Just a quick post today showing an example of portfolio diversification in action.

Portfolio Diversification in Action

Diversification is recommended by every financial advisor. What this means is investing in different asset classes (US stocks, international stocks, US bonds, emerging markets, etc.) so you are spreading out, and hopefully lowering, the risk in your portfolio.

Yesterday’s (June 3rd, 2016) market moves give a great example of diversification in work. Below I use the actual percentages we had allocated in our portfolio as of that date. But I’ll use a $10,000 investment base to make the example fairly simple to see and understand.

The S&P 500 ended the day down .29% yesterday. Our investment account ended up .38% though. How?

Below is a chart I made of our investment portfolio’s results for the day.

Investment Performance Update - June 2016

You can see that the bottom line is that it gained .38% for the day – which means a difference of .67% (from the S&P drop to the portfolio’s rise). Of course, every day is different, and past performance doesn’t guarantee anything for the future, but this is a great example of diversification working.

When coaching people in personal finance, we often educate on investing principles and practices. This includes explaining diversification and why it is a good idea.

Looking At The Above

The EFT ‘VEA‘ is a Vanguard ‘developed markets’ fund, so it holds investments from solid companies all over the world.

The ‘VWO‘ ETF is a Vanguard ’emerging markets’ fund, so it holds investments from companies in up-and-coming countries that might be positioned for big future growth.
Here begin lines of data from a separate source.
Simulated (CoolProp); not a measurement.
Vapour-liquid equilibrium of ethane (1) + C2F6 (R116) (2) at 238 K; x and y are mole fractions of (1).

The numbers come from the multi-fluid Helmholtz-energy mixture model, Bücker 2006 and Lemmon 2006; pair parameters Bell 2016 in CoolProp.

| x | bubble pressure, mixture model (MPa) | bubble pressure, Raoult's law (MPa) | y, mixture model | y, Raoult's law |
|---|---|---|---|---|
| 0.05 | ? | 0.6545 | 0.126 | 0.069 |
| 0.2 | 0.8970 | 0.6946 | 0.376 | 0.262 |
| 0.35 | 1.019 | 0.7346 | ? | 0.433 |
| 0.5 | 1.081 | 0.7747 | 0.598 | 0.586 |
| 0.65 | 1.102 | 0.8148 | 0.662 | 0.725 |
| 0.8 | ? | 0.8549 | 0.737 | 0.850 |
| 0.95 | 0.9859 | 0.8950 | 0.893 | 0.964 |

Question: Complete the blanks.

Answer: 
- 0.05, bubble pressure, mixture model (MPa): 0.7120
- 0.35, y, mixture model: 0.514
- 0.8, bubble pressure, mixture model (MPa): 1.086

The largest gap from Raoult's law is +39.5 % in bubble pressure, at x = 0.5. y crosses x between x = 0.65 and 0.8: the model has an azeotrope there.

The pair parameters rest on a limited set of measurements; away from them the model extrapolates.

Investing part of your portfolio in funds that aren’t tied solely to the US market means that something happening only in the USA (like job reports coming in worse than expected – which happened yesterday) will only impact a small part of the overall fund.

In yesterday’s case the funds had lower results on its US holdings but gains in others – giving a net gain overall for those specific funds. And since almost half (46.9%) of the portfolio has exposure to companies outside of the US, the worse-than-expected US jobs report only minimally impacted the overall portfolio.

On the date in this example, our portfolio’s diversification certainly worked as planned.